Week 2 Book Reflection

REOL 536

Jumanji

Van Allsburg, C. (1981). Jumanji. Boston, MA: Houghton Mifflin Company.

I had never read this popular picture book by Chris Van Allsburg and I was delighted by the story. 

Summary:  Two bored children were looking for some entertainment after their parents left them home alone for the afternoon.  The children found a board game in the park with a warning note attached.  They ignored the warning and took the game home anyway.  As they began to play the game, wild animals and natural disasters began to appear inside their house!  Their house was being destroyed and they were in danger, but they had to keep playing because the game would not end until someone won.

Reflection:  The illustrations are realistic and, even though they are black and white, they are truly works of art; I can understand why this book is a Caldecott Award winner.  The genre of this book is fantasy because it could not happen in real life.  The plot is unique and creative with a very pleasant ending.  The characters are given a lot of depth because there are only two main characters; even though the events in the story are unrealistic, the children are very believable. 

 Classroom Connection:  This book could be used in first through fifth grade classrooms.  It would be easy to tie this book into a math lesson.  For example, game boards and spinners tie in well with fractions. Students could use fractions to determine their probability of landing on a certain spot on the game board.  They could compare fractions on spinners to determine which color they are most likely to land on when it is their turn.  This fits into the Common Core standards for third grade.   

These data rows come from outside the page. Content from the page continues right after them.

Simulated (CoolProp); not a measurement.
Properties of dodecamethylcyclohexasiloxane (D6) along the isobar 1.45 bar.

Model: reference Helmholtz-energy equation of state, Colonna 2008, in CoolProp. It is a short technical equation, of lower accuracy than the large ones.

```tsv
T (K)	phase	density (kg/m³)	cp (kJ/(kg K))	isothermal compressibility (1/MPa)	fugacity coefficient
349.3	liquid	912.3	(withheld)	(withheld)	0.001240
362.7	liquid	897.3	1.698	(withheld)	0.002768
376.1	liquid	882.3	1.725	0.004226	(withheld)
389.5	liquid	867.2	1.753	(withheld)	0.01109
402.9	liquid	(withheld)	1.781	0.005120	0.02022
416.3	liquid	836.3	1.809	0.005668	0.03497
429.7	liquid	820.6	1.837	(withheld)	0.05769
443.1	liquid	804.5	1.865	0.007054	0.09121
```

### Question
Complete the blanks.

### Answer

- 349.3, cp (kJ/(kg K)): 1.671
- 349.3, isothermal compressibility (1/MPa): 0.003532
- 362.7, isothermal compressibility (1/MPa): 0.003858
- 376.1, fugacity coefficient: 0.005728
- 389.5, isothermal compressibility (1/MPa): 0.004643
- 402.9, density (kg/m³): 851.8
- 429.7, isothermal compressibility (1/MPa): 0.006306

·         Common Core Standard 3.NF.1:  Understand a fraction 1/b as the quantity formed by 1 part when a whole is partitioned into b equal parts; understand a fraction a/b as the quantity formed by a parts of size 1/b.

·         Common Core Standard 3.NF.3d:  Compare two fractions with the same numerator or the same denominator by reasoning about their size. Recognize that comparisons are valid only when the two fractions refer to the same whole. Record the results of comparisons with the symbols >, =, or <, and justify the conclusions, e.g., by using a visual fraction model.

 Big Question:  If you found a game in the park with a warning label on it, would you take it home?  Why or why not?